FREE RADIO AS COMMUNITY RADIO: A FREE RADIO GAINESVILLE PERSPECTIVE
By Riffraff the Radio Rat
Free Radio Gainesville began as an idea generated by an
anarchist affinity group-a small political work group based on ties of friendship and
community-that got organized in 1996. Some of us have lived in Gainesville almost all of
our lives, and others are transplants, but we've been involved with each other through the
youth culture/counterculture scene here for about five years now. Our goals for the
station are basically to attack corporate media and provide a grassroots alternative, to
try to get some of our "radical" ideas out into the community in order to stir
up action and positive change in our town, and to have fun by being creative with a medium
(radio) that has a lot of potential that we see being wasted by corporate culture with its
bottom line agenda and narrow scope. Because of its small scale and D.I.Y. basis,
unlicensed micro-powered radio has the potential to fill in all kinds of gaps that exist
in the range of styles or perspectives available from current legally licensed
broadcasters. "Pirate" stations can fill in the many niches between the
tightly-focused market-based approach of corporate radio and the wide-open hodge-podge of
licensed non-profit community radio. The micropower radio movement is growing
exponentially at this point, and there are many issues of legality, ethics, money and the
lack thereof, and basic orientation and goals of the movement as a whole that current
microbroadcasters are struggling with. One of the biggest issues is the question of how
micropowered FM stations can fit into the communities in which they are based. This
question has legal and economic sides that I will not go into here. For this article I
thought I would focus more on the political and organizational issues that we here at FRG
are working on. I thought I'd tell MRR's readers a little bit about our community and how
we see ourselves and our project in relation to it, in the hope that it will provide other
broadcasters and potential broadcasters with some food for thought about the sort of basic
existential questions like "What is free radio and how the hell are we gonna do
it?"
Our radio station was conceived of as a political and cultural project. In Gainesville we
are fortunate to have a community which has a long history of radical politics, and a long
memory about the history of the various struggles that have gone on, stretching back to
the Civil Rights era. Because of this radical history and the strength of the
counterculture that developed here in the 60's and 70's, there are many opportunities in
this town for radical-minded rebel youth to work with and learn from older activists, and
we have all benefited from this. Gainesville also has a vibrant youth culture that is
centered around a pretty independent-minded music scene, from D.I.Y. punk and hardcore to
indie rock to funk to underground DJ's that spin a variety of styles in the local clubs.

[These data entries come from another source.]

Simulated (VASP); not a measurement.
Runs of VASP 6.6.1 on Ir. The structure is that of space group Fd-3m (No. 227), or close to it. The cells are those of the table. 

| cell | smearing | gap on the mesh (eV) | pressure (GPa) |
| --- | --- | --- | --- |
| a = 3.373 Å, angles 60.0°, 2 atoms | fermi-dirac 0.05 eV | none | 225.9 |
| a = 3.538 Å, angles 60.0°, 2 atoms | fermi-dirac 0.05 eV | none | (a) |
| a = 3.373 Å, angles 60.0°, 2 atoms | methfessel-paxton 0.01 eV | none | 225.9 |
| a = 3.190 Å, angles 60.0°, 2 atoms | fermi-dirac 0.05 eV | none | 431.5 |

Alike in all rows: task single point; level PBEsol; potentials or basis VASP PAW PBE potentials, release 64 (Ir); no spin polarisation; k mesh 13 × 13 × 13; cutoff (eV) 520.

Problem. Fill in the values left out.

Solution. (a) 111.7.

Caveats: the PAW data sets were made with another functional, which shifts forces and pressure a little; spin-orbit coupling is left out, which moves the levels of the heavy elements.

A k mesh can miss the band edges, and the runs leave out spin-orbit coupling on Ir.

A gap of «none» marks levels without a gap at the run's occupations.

Some of our members who grew up in this scene just took the ball and ran with it, and have
been agitating and fuckin' shit up since they were in high school.
The affinity group that started Free Radio Gainesville got organized in order to make a
specifically anarchist contribution to the local scene. We wanted to create programs and
actions that would complement other local grassroots projects while reflecting our
commitment to anarchism and anti-authoritarianism. We had all been involved in activism
through other groups, some of them more traditional "left-wing" groups, such as
feminist and student organizations, and others more anarchistic in nature, such as Food
Not Bombs. Our little posse met through the natural process of networking that goes on in
small-town community organizing. Initially we all started hanging out as "just
friends," but through our participation in the process of policy-building and
organizing at the local radical infoshop, the Civic Media Center, we became increasingly
aware of our shared commitment to certain political ideas-radical democracy, decentralized
organization, open and inclusive group process.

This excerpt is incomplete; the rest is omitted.